|A STROLL THROUGH VININGS
by Jesse Pompei
Atlanta Buckhead – March 2002
As you drive into Vinings along Paces Ferry Road from Buckhead, you feel like you just left the city and entered your own little Hundred-Acre Wood. The houses along Paces Ferry are nothing short of spectacular, and give you a small hint as to the splendor that awaits you in Vinings.
The bridge that crosses the Chattahoochee is your entryway into Vinings Village. Hermi’s Bridge still runs alongside the modern bridge, and is open to walkers and runners and has a great view of the river.
Right after the bridge is a small shopping center with Vinings favorite romantic restaurant, Canoe. Out-of-town celebs and Atlantans alike flock here for nights out, and countless wedding rehearsal dinners have been planned on this spot along the ‘Hooch.

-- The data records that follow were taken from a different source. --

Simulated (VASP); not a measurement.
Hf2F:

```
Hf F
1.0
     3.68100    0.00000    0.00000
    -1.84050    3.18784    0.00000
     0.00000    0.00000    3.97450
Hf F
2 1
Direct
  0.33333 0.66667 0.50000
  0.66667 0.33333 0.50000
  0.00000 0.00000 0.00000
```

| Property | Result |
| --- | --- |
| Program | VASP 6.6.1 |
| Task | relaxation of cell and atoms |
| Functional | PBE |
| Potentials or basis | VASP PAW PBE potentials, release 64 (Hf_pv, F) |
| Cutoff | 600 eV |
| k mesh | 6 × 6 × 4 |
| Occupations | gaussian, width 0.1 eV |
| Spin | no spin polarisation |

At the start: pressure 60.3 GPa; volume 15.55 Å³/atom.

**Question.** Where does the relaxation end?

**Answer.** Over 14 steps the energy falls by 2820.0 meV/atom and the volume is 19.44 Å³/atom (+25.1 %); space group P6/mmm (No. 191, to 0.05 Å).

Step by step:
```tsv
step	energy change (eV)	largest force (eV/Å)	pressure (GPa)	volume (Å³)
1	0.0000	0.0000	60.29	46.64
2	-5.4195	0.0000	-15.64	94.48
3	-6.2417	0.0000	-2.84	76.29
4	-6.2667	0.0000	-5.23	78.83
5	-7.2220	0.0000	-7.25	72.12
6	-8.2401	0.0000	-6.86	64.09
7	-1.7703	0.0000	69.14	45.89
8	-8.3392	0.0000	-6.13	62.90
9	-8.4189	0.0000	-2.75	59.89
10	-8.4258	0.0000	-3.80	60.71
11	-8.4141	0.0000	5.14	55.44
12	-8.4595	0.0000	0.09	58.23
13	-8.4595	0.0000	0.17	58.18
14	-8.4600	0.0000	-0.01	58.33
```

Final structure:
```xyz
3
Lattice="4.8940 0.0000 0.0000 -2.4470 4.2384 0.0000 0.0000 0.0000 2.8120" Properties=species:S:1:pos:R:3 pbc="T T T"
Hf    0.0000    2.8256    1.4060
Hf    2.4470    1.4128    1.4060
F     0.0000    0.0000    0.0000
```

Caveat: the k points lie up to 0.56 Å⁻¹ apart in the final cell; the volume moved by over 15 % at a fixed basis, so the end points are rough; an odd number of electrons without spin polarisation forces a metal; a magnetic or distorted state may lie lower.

As you continue into the historic district, you exit the woodsy envelope and see the light, the light of a shopper’s dream. Created in the early 1980s with a turn-of-the-century feel, the Vinings Jubilee is a small village in itself. As you approach the shops through your woodsy journey, a huge skyscraper looms above the shopping center and reminds you that you’re still in the city. But turn into the shopping center and you will forget all that and think you are in Smalltown, U.S.A. Park anywhere and start exploring this upscale shopping and eating Mecca.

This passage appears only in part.